[ Baden Soellingen ]

Colours Presentation
421,439 and 441 Squadrons
On 4 May 1973, 421, 439 and 441 Squadrons were presented their colours by His Royal Highness Prince Phillip the Duke of Edinburgh. 450 officers and men of the three squadrons, the Canadian Forces Central Band, and the CFB Ottawa Pipe Band participated in the ceremony. Gunners of the Royal Canadian Horse Artillery fired a 21 gun Royal Salute and 36 CF-104s participated in the fly past.

History of Colours

Colours have been in use for centuries and were the result of two practical requirements: the need of some mark or distinction between units and the need of a conspicuous rallying point in battle. In very early times Banners and Standards such as the Roman Eagle served to show the position of the Commander. The Colour was trooped or paraded before the ranks in order that every man might readily recognize it.

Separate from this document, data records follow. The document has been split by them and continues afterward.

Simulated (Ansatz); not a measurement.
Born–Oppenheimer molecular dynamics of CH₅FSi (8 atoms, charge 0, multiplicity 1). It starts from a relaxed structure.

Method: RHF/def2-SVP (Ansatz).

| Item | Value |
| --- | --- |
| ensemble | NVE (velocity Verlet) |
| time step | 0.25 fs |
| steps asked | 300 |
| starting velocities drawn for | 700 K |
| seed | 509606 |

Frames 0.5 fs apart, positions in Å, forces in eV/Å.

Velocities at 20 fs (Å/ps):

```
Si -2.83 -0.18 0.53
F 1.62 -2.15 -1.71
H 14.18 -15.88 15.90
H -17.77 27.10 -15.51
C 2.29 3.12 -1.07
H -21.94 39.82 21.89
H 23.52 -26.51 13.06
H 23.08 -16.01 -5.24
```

Within the British Military, the first regimental colours appeared in the seventeenth century. Since 1881 these flags have no longer been carried into battle.

The Canadian system of colours emulates that of the British Military.

The Squadron Colour is based on a "fringed and tasseled silken banner" created by His late Majesty King George VI to mark the twenty fifth anniversary of the Royal Air Force in 1943.

Squadrons qualify for the award of colours after twenty five years of service, or for especially meritorious operations.

The practice of consecrating colours is of very long standing and because of this religious significance the Colour becomes not only a sign of loyalty and achievement, but also a sign and symbol of fellowship with God. The fact that colours are laid up after service in a public or sacred building is indicative of the reverence in which they are held. They are saluted by all soldiers, and always move under an armed guard. They are in fact, a Squadron's most prized possession.

For each Squadron, its Colour is the shrine of its traditions, a memorial to the devotion and sacrifices of the men of the Squadron in years gone by, and an inspiration to those who serve. The Colour is to be honoured as a symbol of the trust which the Sovereign places in the Squadron, and as an emblem of its achievements.

Blessing of the Colours

It has been the custom of people at all times to make for themselves signs and emblems of their allegiance to those who govern them. These symbols are a continuing reminder of our duty to uphold the laws of good government of our nations which we, by oath before god, swear to obey.

Following this ancient tradition, we come together to ask God's blessing upon this Standard.

We acknowledge that this Standard symbolizes our duty toward our Sovereign and our Country. We pray that it may never be unfurled except in a just and righteous cause. May it always be to those who follow it, a sign of God's presence in all dangers and distresses, for we know him to be our Creator and our final Hope.


0 God, all-powerful and eternal, Creator of Heaven and Earth, hear our prayers and bless this Standard bestowed upon this Squadron. May you protect us and remind us of our duty and pledge to serve you and our brothers and sisters. May this Standard be a symbol of courage for those who put their confidence in you, for you alone have the power to put an end to all wars. We ask this in the name of Jesus Christ, your Son, who lives and reigns with you in the unity of the Holy Spirit, for ever and ever.